March 22, 2026
Array

Every Strike Instills Fear in Capitalists and Their Political Servants

Elamaram Kareem

Millions of Indian workers went on a one-day General Strike on February 12, 2026 demanding among other things the scrapping of the four Labour Codes that were enacted by the BJP-led NDA regime at the Centre five years ago to enslave working people. It is a strike against anti-strike laws that was brought in by this ‘largest democracy’! It is a strike to defend the right to organise and to retain the right to form trade unions. It is strike against a state-sponsored modern slavery system that the Modi regime wants to inflict upon Indian workers. When the campaign was at its peak, the Chief Justice of India stepped in to lend credence to these attacks defying his own oath to defend Constitution that, in turn, guaranteed the right to association including trade unions.

The Joint Platform of Central Trade Unions comprising ten Central Trade Unions and Sectoral/Industrial Federations and Associations gave the call for this General Strike. This call was endorsed by the Samyukta Kisan Morcha (SKM), the umbrella body of farmers’ organisations like AIKS and the joint platform of agricultural and rural workers’ organisations.

The strike call demanded, besides scrapping of four labour codes, the restoration of MGNREGA, repealing of the Viksit Bharat–Guarantee for Rozgar and Ajeevika Mission (Gramin) Act, and the withdrawal of Electricity Amendment Bill as well as the Seed Bill along with workers’ basic demands on minimum wages, pension, convening the long over-due Indian Labour Conference (ILC) - the apex tripartite body for labour policy making, etc. The surrender in the Indo-US FTA has ignited anger among the people in general and our farmers in particular, who were more vocal its strike actions.

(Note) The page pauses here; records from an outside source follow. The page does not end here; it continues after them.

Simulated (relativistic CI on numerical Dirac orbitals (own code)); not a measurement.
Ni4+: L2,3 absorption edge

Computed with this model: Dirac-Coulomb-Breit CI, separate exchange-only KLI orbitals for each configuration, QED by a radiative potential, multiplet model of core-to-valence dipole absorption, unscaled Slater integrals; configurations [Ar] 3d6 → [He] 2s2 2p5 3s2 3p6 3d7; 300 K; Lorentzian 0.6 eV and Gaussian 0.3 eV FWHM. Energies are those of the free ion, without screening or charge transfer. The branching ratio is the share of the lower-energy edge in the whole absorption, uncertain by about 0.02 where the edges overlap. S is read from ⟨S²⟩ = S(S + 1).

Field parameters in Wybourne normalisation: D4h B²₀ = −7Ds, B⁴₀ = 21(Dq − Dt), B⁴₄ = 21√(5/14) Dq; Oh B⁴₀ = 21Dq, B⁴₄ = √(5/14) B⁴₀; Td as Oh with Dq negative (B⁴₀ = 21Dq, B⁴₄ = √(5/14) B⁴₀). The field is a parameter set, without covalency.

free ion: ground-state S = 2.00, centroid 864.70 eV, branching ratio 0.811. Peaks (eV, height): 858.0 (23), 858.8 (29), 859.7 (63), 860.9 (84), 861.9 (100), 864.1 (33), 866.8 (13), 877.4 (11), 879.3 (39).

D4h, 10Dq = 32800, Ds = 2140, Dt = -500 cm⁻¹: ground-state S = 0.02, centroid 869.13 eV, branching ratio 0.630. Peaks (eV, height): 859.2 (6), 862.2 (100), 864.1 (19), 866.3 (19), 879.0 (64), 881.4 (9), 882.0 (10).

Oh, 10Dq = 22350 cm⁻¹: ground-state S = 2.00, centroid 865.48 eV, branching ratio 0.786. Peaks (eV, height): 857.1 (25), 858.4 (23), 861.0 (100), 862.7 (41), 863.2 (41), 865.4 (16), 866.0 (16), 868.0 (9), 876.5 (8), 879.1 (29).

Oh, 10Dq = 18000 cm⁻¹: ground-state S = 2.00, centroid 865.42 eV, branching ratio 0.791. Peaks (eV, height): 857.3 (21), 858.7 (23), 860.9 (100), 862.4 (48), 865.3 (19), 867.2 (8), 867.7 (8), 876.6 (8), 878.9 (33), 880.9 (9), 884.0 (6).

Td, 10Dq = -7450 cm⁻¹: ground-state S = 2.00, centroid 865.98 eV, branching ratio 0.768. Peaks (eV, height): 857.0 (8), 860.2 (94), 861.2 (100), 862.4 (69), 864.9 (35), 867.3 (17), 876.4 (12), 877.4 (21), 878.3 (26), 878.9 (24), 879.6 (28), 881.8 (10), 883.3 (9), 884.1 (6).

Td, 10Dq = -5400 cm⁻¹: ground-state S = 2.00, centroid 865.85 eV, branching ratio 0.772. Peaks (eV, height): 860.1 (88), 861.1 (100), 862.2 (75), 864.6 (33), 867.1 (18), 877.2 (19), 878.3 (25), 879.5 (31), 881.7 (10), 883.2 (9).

The February 12, 2026 General Strike has demonstrated that the workers and farmers of India will not tolerate the savage attacks of this communal corporate nexus. From coalfields and refineries to ports, factories, plantations and financial institutions, the working people of India have asserted their unity and determination. In terms of its capacity and intensity to stall the production and service as well as to mobilise on the strike day, it is a historic strike. One estimate says that more than 30 crore workers and peasants militantly resisted the onslaught of the present ruling rightist political dispensation.

It is the 24th General Strike since the implementation of the liberalisation policy in the early 1990s. It is historic and resoundingly successful. Reports from across the country indicate that several crores of working people participated in the strike action, demonstrations, picketing and solidarity mobilisations. There was a bandh like situation in Kerala, Tripura, Odisha and some parts of Karnataka.

The strike impacted the national coal belt, with 85%–90% participation in Coal India and Singareni Collieries, halting production and transport. Operations were paralysed across iron ore, bauxite, and manganese mines in Odisha, West Bengal, and Madhya Pradesh. In the power sector, Kerala reported 95% participation, while Himachal Pradesh and Maharashtra saw 100% shutdowns. Tens of thousands of electricity workers joined in Tamil Nadu, Punjab, and Haryana, affecting Power Grid units in the North East and South India.

In the petroleum sector, contract workers achieved a total strike across Assam’s refineries (Digboi, Bongaigaon, Numaligarh) and terminals, with major disruptions to LPG and POL depots in Kerala, Karnataka, Maharashtra, and Gujarat. Maritime operations at Paradip, Kakinada, and Tuticorin ports stopped entirely, while Kolkata and Cochin ports faced substantial cargo and dock worker participation.

Kerala saw an extraordinary mobilisation of nearly one crore workers and peasants, closing 105 state PSUs and 200 factories in the Cochin SEZ. In Karnataka, over 1.5 lakh workers from giants like Toyota, Volvo, and Bosch shut down major industrial hubs including Peenya and Mysuru. Similar stoppages occurred in the automobile and engineering clusters of Tamil Nadu (Samsung, Yamaha) and the multinational belts of Telangana (Toshiba, Mahindra & Mahindra).

Across the country, the strike hit the jute industry in West Bengal (85%), cement plants nationwide, and textile and tyre clusters in the South. In the North, project work in Uttarakhand halted completely, while MNREGA workers in Himachal and industrial/scheme workers in Uttar Pradesh organised massive rallies alongside farmer organisations.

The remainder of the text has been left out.